Economist says increased bank capital will hurt the economy

by Roxanne Libatique08 Oct 2019

An economist believes that the Reserve Bank of New Zealand (RBNZ)’s plan to increase the capital NZ banks have to hold will just hurt the economy.

Economist Michael Reddell, who has spent most of his career at RBNZ, commented that the bank’s move is unnecessary and will just hurt the economy, especially small businesses and those in the agriculture industry.

 "What the evidence shows in New Zealand is that we could have the unemployment rate go to 13 percent, we could have house prices fall by 50 percent and still it's highly unlikely that with current minimum capital ratios, that any banks' viability would be severely impaired,” Reddell told NZ Herald.

Read more: RBNZ will revisit bank capital proposals before final decision

RBNZ has proposed increasing the minimum amount of tier 1 common equity capital the banks have to hold – from 8.5% to 16% for the big four banks while 15% for the smaller banks.

Reddell, however, explained that requiring the big banks to hold 16% capital could cost the economy a whopping $1.8 billion a year and therefore prompt banks to just pull money out of the country.

"If the 16 percent happens and the shareholders don't want to put in more money they're going to shrink their businesses. But that is not a comfortable place to sit. Those big banks will have an expected rate of return on their investment in all their activities around the world and if the New Zealand subsidiary is not producing that rate of return then they'll dis-invest,” he said.

Robert MacCulloch, professor of macro-economics at Auckland University, shared the same sentiments – adding that the RBNZ governor’s style is part of the problem.
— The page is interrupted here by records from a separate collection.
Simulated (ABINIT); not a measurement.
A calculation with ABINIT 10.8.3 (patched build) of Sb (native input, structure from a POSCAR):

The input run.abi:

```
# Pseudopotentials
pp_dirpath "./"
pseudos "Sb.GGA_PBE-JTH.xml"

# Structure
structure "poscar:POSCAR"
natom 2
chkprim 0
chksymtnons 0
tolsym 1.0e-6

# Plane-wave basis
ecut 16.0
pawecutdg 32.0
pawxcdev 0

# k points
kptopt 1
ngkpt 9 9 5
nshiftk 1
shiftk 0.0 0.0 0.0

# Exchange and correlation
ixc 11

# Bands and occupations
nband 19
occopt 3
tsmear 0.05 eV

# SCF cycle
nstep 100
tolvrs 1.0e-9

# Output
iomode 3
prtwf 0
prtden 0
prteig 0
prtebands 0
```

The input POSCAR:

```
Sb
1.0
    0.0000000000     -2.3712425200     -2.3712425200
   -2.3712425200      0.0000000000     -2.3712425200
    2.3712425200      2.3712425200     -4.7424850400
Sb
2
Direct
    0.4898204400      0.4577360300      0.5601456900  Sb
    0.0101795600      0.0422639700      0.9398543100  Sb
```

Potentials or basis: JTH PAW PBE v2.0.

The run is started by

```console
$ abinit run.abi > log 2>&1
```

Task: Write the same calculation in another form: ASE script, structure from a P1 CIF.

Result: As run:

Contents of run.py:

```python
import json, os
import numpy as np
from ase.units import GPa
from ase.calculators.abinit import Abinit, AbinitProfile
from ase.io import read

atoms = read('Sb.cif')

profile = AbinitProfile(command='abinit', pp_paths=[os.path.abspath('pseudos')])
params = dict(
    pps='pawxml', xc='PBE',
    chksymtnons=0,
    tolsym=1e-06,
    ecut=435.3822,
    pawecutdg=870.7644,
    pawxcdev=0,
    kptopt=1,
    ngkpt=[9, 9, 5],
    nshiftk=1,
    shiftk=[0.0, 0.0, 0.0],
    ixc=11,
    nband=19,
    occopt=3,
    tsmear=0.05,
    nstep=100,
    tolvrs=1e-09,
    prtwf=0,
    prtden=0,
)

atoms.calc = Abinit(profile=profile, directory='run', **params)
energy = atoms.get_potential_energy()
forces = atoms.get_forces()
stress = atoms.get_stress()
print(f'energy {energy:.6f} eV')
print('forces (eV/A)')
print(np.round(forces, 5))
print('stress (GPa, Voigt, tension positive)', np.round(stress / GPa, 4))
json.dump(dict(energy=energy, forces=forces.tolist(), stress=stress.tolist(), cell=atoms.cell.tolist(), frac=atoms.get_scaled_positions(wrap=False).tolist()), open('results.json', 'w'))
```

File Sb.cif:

"Usually the conservative central bank governor, like Alan Bollard or Graeme Wheeler, tried to avoid controversy. It's an institution which is meant to be quietly humming along without attracting great controversy, but there seems to be a new-found zeal to say things that frighten people - to get in the news, to shock the markets,” MacCulloch said.

RBNZ governor Adrian Orr, however, said he was worried that the bank was too narrowly focused and too insular – which needed to be addressed.

“Do we have a truly diverse and inclusive team or do we all look the same and think the same? This is what we've been doing at the bank in the last 18 months. Some people have chosen to continue on that journey. Some people were asked not to continue on that journey and that's where we're at,” Orr said.